It’s a long story as to why my mother would need a place to live and it isn’t something I really would like to elaborate on. It upsets me and it would risk anonymity.
However, Dirk and I have offered for her to move here and live with us. Her and her dog. That’s a big step. I love my mother but she does “rub” at my nerves even on visits so living in the same house would most likely exasperate that somewhat.
Truthfully, I doubt she takes us up on the offer. Which will disappoint me in her reasons why she didn’t. I have a sister she used to live with but she moved across country. Mom was asked to go with them and refused. I feel it would have been good for her. She has been living with a sister that really doesn’t have the room for her and mom doesn’t have much privacy at all.
I think, ideally, it would work if mom rotated between the four of her children. Well, that’s ideally in the situation she is currently in. The actual idea would be for her to have her own place. But that isn’t possible at this time.
I want my mom to be happy, to feel she belongs somewhere.
I’m not much for setting New Year resolutions. I’ll either do something or I won’t. Making a resolution doesn’t make it any different for me.
However, it’s the start of a new year that has new possibilities so I will celebrate that.
Even my children have said this was one of the best times they’ve had at Christmas in a while.
It was favorite one for Dirk and I. Not much stress over who to spend the time with. When it turned out our youngest and his GF could travel with us then that was the end of that.
Of course there was some stress over making sure I spent some time with each of the boys and my mom and sister. It worked out but I am tired.

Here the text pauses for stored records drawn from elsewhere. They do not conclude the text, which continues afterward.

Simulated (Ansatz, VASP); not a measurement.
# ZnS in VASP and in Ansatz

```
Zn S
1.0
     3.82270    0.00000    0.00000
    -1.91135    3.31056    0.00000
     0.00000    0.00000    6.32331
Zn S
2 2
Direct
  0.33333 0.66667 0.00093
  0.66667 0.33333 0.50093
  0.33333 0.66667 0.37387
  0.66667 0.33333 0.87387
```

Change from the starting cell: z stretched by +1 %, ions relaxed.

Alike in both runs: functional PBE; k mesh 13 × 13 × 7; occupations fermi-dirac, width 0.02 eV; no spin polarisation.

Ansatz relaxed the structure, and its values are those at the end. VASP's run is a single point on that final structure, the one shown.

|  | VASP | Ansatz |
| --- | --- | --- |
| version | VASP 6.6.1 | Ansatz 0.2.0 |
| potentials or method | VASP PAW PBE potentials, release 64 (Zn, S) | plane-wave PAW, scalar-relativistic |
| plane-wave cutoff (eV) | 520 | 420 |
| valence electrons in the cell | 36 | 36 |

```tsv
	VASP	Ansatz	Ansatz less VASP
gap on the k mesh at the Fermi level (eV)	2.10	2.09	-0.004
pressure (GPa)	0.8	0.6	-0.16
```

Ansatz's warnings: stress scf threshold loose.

Tired mostly I guess because the drive back was long and late. Getting behind wrecks on the interstate causes that. But I couldn’t get upset because I was thankful it wasn’t us involved.
I couldn’t rest on the trip back as I planned because I was requested to bring a puppy back for the sister who lives her. Good pup but still time consuming. She was happy. Even though doing so meant I didn’t have room left to bring her gifts back and she’ll have to wait on them to be mailed.
I’m really up in arms about my oldest. He is so homesick right now. He is missing us badly. He hated to see us go. I miss him too. But I truly think he needed the time with family more than the rest of us. I was happy to have had to opportunity to give it to him.
He’s met a girl and spent some time with her around us and her family. I hope he takes it slowly. She appears the type that would do that but I’ve been fooled in the past.
Then there’s not quite a family gathering unless someone pisses you off in some way. It wasn’t my stepfather. It was my BIL. Long story but it ended in him invading my son’s privacy on his computer and we had some words. Not a lot and not bad. We did well in getting our feelings across without a blown out deal. But it added to the true holiday package didn’t it? 😉
Oh and no snow 😦 but colder weather was nice. Too much food and homemade candy though.
P.S. Nothing was mentioned about our alternative lifestyle. That may have helped with some things.
I’m going home for Christmas for the first time in many years. It worked out that we both could this year. We’ll be with my mother, one sister and her family, and both my children!
Don’t want you to think I forgot about you though.
I need to be a whiny baby. Nothing can be changed. Some one does have it worse than me but…I’m pulled in too many directions right now and do not have the money some of the directions require.
Work, with the accident, my work is behind. And this is one of the worst possible times for that. I need to be here more hours and not less but things still are not as stable with hubby as they need to be. I’m thankful to have a job but really need to be away from it for a little longer. Doing things piecemeal as I did last week may have cost me a mistake that I will end up paying financially down the road. It is what it is. And it isn’t the end of the world.
Hubby, he isn’t as better as he had hoped to be and will not be back at work today like his job wanted. If I hear one more person tell me he should burn the motorcycle I will scream. He is doing much better but now you have to add in the psychological frustrations of not healing fast, the getting tired of not being able to do as normal period and the having the ask for help.
One child is in the process of making a major purchase and he constantly calls checking in. He’s trying to do the right thing and knows that it’s his decision but with things as they are with us, he worries about things too. He’s moved closer to home and is job hunting.
The other child is job hunting as well and really would like to move back home too. Just trying to weigh the pros and cons of that.
Trying to get it all done is getting to be overwhelming for me. So, I had to get some of it out by whining a bit here.